Laughter is a really good thing! When I discovered that the legendary Chicago-based company Second City teaches workplace skills through improv, I was ready to sign up.

A bit of a search took me to a site called Big Think on which I found a video featuring Tom Yorton, CEO of Second City Works.

“Somewhere along the line, someone decided training should be stiff and awful, and we just don’t buy that,” says Yorton, “and so the corporate-training arm of Second City was created.” How could the breeding ground for comedic greats from John Belushi to Tina Fey not include humor?

“Here, the audience is not just listening,” adds Yorton, “it’s experiential. Using humor to get people to loosen up helps the lessons stick. Research has shown that people retain humorous messages, funny lines and videos and tend to pass them on.”

The Second City Works tagline? “Where the buttoned down learn the Belushi method.”

As you know, I have written about the importance of listening and experiential learning several times over the years. I think it is so vital. To my pleasant surprise, I discovered that Yorton’s talk is titled “Listening: The most important skill that nobody learns,” which he addresses through the lens of improvisation.

The Second City workshops draw on years of experience working with collaborative improv troupes. The core tenets of their improv work cultivate a level of attentiveness to others that newcomers to the craft are often surprised that they have not learned.

Success in the purely spontaneous narrative form, they note, relies on listening to the totality of what other participants say before responding. How great it was to learn that Yorton believes in, as do I, the importance of listening to understand as opposed to listening merely to respond.

Performers of improv must necessarily be attentive to the entirety of what their collaborators say lest the performance becomes imbalanced or incoherent. This contrasts with a common (and largely unconscious) practice in daily life of passively waiting for the chance to utter predetermined monologues or defend one’s fixed ideas.

What they’re learning, ideally, is to tap into not only the skills used by improv actors — sharpened listening, quick processing — but their processes: building on one another’s premises to grow new ideas, working seamlessly as a unit, throwing themselves behind a colleague’s next thought.

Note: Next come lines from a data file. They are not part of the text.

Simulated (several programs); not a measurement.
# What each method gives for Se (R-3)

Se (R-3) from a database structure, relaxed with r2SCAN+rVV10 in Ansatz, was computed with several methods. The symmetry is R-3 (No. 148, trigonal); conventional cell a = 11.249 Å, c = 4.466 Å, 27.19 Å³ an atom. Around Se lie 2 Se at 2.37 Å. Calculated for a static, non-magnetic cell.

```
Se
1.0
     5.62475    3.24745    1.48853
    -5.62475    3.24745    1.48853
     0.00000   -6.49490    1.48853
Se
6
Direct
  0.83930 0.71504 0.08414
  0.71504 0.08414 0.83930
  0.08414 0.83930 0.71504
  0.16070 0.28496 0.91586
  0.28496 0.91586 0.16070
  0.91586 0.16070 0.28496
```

A few additional tips from Second City Works:

  • Mind your language. Other word-choice tips: Use “I” less, and avoid buzzwords or techno-speak. Avoid “should” in favor of the less dictatorial “could,” which invites contribution and collaboration.
  • Be an active listener. Good listening is more than just eye contact; it’s giving cues to let others know you’re absorbing their ideas. Quiet signals like nodding and facial expressions are powerful communications.
  • Employ a samurai sword. OK, this isn’t on the list, but it worked for Belushi.

Now, on to laughing your way through learning how to be the best listener ever!